Sunday, January 27, 2008

Passport, Please

I keep thinking about that ubiquitous frog. You know, that slowly boiling one that everyone uses in examples to talk about how we just adjust to gradual change that we would never accept all at once?

Today's Press Herald covers the changing rules for crossing the border from Canada to the US with a lighthearted story about what a "pain in the butt" they are. It looks like a birth certificate and a drivers' license are required for now, with next year's rules asking for a "single identity document"--in other words, a passport.

I got a letter from the State of Maine last week saying that we need to prove our citizenship or else we will lose our state-sponsored insurance coverage.

I've written about this before. I'm still thinking of all of the old stories I've read about people who have to carry their papers with them at all time. I'm thinking about countries at war. But mostly I'm thinking about my daughter, who is ineligible for a passport because her father--to whom I was never married--disappeared after signing her birth certificate but before we could set up a legal custody arrangement. Which means that she can't get a passport without his presence, in person, at the passport office. Which is about as likely to happen as me flying to work tomorrow on wings that have sprouted out of my back.

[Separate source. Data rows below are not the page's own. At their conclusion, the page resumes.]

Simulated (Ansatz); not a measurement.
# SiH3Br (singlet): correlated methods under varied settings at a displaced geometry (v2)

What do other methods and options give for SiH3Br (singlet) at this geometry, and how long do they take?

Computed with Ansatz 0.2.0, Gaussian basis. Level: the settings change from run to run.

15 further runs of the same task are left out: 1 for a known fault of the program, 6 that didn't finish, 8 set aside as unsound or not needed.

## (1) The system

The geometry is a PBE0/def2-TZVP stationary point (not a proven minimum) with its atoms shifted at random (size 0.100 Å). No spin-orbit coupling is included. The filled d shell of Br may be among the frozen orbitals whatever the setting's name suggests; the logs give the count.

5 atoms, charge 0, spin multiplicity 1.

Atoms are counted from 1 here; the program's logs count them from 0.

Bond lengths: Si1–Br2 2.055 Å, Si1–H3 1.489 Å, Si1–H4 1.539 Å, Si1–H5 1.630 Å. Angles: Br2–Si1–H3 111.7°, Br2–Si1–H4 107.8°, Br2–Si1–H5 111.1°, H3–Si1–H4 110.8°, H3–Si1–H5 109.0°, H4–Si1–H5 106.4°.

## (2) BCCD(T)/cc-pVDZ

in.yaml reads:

That's not even to mention the hassles this will cause for my transgender friends, or immigrants, or activists on whoever's watch list, or so many other people who for whatever reason will have trouble getting a passport. I had already resigned myself to the fact that we will not travel overseas until S is 18, but now I have to get used to the fact that we will also not travel to Quebec or Montreal. Not for field trips, not for anything.

Is it warm in here?

2 comments:

Patrick Shawn Bagley said...

Living in the post-9/11 world means getting cornholed by the government while they assure us it's for our own protection.

And yeah, the Waterville paper ran that same article (because the Sentinel, the Kennebec Journal and the Press Herald are all owned by the same conglomerate) and the lighthearted "oh well" tone pissed me off.

Patrick Shawn Bagley said...

Though it's also true I just like saying "cornholed."